Partitioner::IPDParser Class Reference

#include <Partitioner.h>

Collaboration diagram for Partitioner::IPDParser:

Collaboration graph
[legend]
List of all members.

Detailed Description

This is the parser for the instruction partitioning data (IPD) files.

These files are text-based descriptions of the functions and basic blocks used by the partitioner and allow the user to seed the partitioner with additional information that is not otherwise available to the partitioner.

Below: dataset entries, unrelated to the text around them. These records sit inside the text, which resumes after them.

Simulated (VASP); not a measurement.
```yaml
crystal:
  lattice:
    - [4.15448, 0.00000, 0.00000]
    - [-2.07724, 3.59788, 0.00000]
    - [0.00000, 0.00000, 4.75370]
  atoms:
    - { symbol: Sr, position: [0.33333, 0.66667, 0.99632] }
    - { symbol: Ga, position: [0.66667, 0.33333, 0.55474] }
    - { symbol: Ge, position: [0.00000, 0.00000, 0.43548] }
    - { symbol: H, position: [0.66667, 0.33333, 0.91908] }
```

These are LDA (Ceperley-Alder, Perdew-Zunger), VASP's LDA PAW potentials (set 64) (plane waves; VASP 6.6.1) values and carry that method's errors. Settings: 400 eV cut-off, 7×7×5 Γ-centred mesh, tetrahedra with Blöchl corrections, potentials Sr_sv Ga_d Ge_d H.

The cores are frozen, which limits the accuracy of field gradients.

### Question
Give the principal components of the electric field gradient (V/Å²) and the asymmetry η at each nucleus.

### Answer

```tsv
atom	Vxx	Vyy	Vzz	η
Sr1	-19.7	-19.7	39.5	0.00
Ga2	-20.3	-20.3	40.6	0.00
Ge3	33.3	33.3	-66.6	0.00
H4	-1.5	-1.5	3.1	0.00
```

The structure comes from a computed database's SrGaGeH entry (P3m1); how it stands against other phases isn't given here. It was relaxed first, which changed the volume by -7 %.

For instance, the analyst may know that a function begins at a certain virtual address but for some reason the partitioner does not discover this address in its normal mode of operation. The analyst can create an IPD file that describes the function so that the Partitioning process finds the function.

An IPD file is able to:

The language non-terminals are:

     File := Declaration+
     Declaration := FuncDecl | BlockDecl

     FuncDecl := 'function' Address [Name] [FuncBody]
     FuncBody := '{' FuncStmtList '}'
     FuncStmtList := FuncStmt [';' FuncStmtList]
     FuncStmt := ( Empty | BlockDecl | ReturnSpec )
     ReturnSpec := 'return' | 'returns' | 'noreturn'

     BlockDecl := 'block' Address Integer [BlockBody]
     BlockBody := '{' BlockStmtList '}'
     BlockStmtList := BlockStmt [';' BlockStmtList]
     BlockStmt := ( Empty | Alias | Successors ) ';'
     Alias := 'alias' Address
     Successors := ('successor' | 'successors') [SuccessorAddrList|AssemblyCode]
     SuccessorAddrList := AddressList | AddressList '...' | '...'

     AddressList := Address ( ',' AddressList )*
     Address: Integer
     Integer: DECIMAL_INTEGER | OCTAL_INTEGER | HEXADECIMAL_INTEGER
     Name: STRING
     AssemblyCode: asm '{' ASSEMBLY '}'

Language terminals:

     HEXADECIMAL_INTEGER: as in C, for example: 0x08045fe2
     OCTAL_INTEGER: as in C, for example, 0775
     DECIMAL_INTEGER: as in C, for example, 1234
     STRING: double quoted. Use backslash to escape embedded double quotes
     ASSEMBLY: x86 assembly instructions (must contain balanced curly braces, if any)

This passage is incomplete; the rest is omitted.